I mentioned to Dave yesterday that I had to pull over on a fairly busy street in rush hour to switch the boys in the back of the car, since Katrina was screaming constantly from Julian bugging her. "Are you crazy?!" he said, "You let Julian ride next to Katrina?!"
Not today. Despite protests from Julian (as the middle seat is hotly contested), I insisted he ride on the side, and Gabriel climb over him to sit in the middle. Ahhh.. The contrast in peace reminds me of the zen state that motorcycle riders enter when hatches are battened down for a nice long ride -- earplugs in, sunglasses on, visor down, leathers all zipped up, full tank of gas, and it's just you and the sound of your engine and the wind to focus you on the scenery and the feel of the road, with your thoughts flowing and mind alive.
OK, OK, driving around with three children is still not exactly meditative, but the contrast was remarkable. What's that I hear? Oh! It's myself thinking!
Our little middleborn has been sort of a pain lately. Whiny, complaining, irritating. It's different than the family-freezing impasses that his siblings bring on; Julian isn't cut from the same cloth that Gabriel and Katrina are. In fact, I'll go on a small limb here and say that he's the most different one in the family -- a good thing, but it means that understanding him doesn't come as easily to us.
With Julian, when he's been acting out for a while, I do start to wonder if there's something in his life that's weighing on him. He says he doesn't like school, but he's never unhappy when I pick him up, he has lots of friends, doesn't get into trouble -- no low-hanging fruit there. It twangs my guilt strings ...maybe he needs more home time. Or more one-on-one Mom time.

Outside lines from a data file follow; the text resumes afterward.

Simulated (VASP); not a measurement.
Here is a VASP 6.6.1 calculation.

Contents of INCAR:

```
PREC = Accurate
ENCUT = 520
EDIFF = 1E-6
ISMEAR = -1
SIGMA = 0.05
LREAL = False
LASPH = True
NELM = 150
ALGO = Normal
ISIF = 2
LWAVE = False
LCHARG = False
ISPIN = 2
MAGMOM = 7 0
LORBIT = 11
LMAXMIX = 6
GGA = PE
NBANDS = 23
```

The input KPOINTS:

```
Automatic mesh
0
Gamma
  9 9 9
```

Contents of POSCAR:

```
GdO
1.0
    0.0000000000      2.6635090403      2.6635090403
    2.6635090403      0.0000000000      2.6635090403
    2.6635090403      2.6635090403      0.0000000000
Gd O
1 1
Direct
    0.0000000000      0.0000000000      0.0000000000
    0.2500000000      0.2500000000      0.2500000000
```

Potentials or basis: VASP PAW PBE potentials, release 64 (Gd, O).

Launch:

I put off my endless evening tasks tonight when I found him playing with a marble game in his room, and sat with him and joined him. He wanted to build the marble ramps himself, but he was clearly glad I was there, so I just asked him questions and let him lead it. It was a nice time together, though I was aware it was on my terms and not his, and that's still not exactly what he needed. I wish we had more time together so that he can pick and choose our moments as he likes.
It strikes me again that in so many ways, they need me more now than they did as babies and toddlers. When they're all in school, I really hope I don't have to work. Babies need someone, but a 5-year-old really needs his mother. And father. Not so much his brother. And his sister definitely could do without him sometimes!